It is a bit strange that this charming movie had evaded me for years, or rather that I didn’t try and look for it. Let’s face it, though many people love this movie, more people do not even know it exists – or they think that it is The Princess Diaries.
That’s pretty sad when you consider how pure and lovely this movie is.
There are those movies that you watch and cry, and remember as emotional rollercoaster rides. On the other hand, there are movies that you end up loving, for no apparent reason – and I think that The Princess Bride is one such movie.
Now, just because I’m a girl, it doesn’t mean that the very title of the movie attracted me to this film. I’d heard that Mark Knopfler had composed the music for this and everyone on soundtrack forums seemed to be looking for the music. That is what got me interested in the movie and I was so glad to finally get hold of it.
When you’re looking forward to a fantasy movie about a princess and a prince-like character (if not a real prince), the first shot of a boy playing a baseball video game may not really live up to your expectations. But you really must get past that to really see what the film is about.
The film starts off with Fred Savage (yes, the kid from Wonder Years) playing a video game when his mother comes and tells him that his grandfather has come to meet him. Savage is not at all interested to meet his enthusiastic and kindly grandfather, but agrees to. Peter Falk, who is the grandfather, takes out a book called The Princess Bride, saying that his father used to read it to him when he was a child.
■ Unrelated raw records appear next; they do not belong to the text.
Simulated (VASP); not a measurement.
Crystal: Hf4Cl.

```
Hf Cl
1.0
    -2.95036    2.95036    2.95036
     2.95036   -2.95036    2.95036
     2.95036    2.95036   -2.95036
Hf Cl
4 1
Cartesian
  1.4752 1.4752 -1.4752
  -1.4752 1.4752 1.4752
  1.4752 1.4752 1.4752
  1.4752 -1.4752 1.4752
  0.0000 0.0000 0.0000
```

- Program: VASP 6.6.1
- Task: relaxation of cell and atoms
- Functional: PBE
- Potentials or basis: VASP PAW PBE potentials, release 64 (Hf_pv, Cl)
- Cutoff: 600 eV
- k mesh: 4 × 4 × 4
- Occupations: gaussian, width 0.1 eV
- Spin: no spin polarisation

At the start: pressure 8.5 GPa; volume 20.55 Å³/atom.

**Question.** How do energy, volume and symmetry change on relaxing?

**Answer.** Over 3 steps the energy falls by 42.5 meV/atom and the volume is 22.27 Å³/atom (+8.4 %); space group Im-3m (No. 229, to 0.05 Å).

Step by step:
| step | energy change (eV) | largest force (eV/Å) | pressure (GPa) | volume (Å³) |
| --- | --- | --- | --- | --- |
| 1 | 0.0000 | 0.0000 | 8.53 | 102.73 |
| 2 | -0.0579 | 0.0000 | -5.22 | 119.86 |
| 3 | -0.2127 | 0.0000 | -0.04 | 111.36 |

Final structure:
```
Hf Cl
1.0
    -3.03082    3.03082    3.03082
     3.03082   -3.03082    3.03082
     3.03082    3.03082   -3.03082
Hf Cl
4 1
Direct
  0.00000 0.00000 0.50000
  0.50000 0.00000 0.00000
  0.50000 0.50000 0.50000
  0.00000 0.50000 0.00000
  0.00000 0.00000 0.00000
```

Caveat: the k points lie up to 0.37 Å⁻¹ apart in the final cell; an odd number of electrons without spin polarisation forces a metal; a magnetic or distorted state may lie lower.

Savage is put off by the name of the book, but agrees to keep listening (saying that he will ‘try and stay awake’) after being told that the book at least has some action elements such as swordfights, villains, giants and the like.
But it begins with a girl called Buttercup (Robin Wright in her first major film role) who orders around a farm boy (Cary Elwes). However, Westley, the farm boy, never protests, but simply says “as you wish”. One day she discovers that what he actually means by those words is that he loves her. She then realises that she also loves him truly too.
However, their love is cut short when Westley has to leave and soon after his departure, Buttercup learns of his murder at sea by the Dread Pirate Roberts. She says she will never love again, but fate has something different in store for her.
She is chosen by Prince Humperdinck (Chris Sarandon) to be his bride (without her consent), and though she says she cannot love him, he says she will grow to love him with time.
What follows this little seemingly-doomed story of love is the best part, filled with magic and wonder. I will not reveal anything more as it might ruin the story for those who do not already know it. I will just say that it is about time to go and get this as soon as you possibly can.
Where to start talking about the film? I really love it – it’s brilliant – and why I love it is something I can’t really put my finger on.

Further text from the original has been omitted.